It’s no secret that we at Kronberg Wall are big on placemaking. We strive to create designs that are conscious of their context and respond sensitively to their surroundings. We also believe that great places, while largely defined by their buildings, are not solely the result of good architecture. Great public places, ones that encourage interactions between people as well as between people and their environment, happen when a collection of disciplines work together. With that being said, it is important to note that ‘bad architecture,’ meaning buildings that are not context-sensitive, can be a huge impediment to placemaking, killing any potential a site might have.

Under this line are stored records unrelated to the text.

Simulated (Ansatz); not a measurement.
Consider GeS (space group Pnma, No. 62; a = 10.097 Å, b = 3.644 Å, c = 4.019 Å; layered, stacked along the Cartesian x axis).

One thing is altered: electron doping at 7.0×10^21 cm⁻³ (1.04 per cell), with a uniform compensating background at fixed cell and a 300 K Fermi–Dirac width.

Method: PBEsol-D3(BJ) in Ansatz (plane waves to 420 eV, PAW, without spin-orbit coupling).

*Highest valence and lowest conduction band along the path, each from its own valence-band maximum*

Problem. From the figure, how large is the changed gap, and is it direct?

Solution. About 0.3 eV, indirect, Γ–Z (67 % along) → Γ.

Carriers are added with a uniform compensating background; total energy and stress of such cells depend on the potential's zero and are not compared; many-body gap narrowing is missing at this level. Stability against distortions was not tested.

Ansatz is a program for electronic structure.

It’s for this reason that we are really excited about the important work being done at the Project for Public Places, a non-profit dedicated to helping communities build on their unique assets to create vital, energetic public places. The diagram above illustrates what the Project considers to be the four qualities of a great public place: Sociability, Uses & Activities, Comfort & Image, and Access & Linkages. To further consider our own roles as architects in a comprehensive approach to placemaking, we have highlighted the qualities that we believe can be created and fostered through careful design and responsive architecture.
Further expanding on these ideas is a great article by Scott Doyon, “Placemaking vs. Placeshaking.” Doyon works to suss out the differences between the two terms and talks more specifically about how many different roles interact to shape the places we inhabit.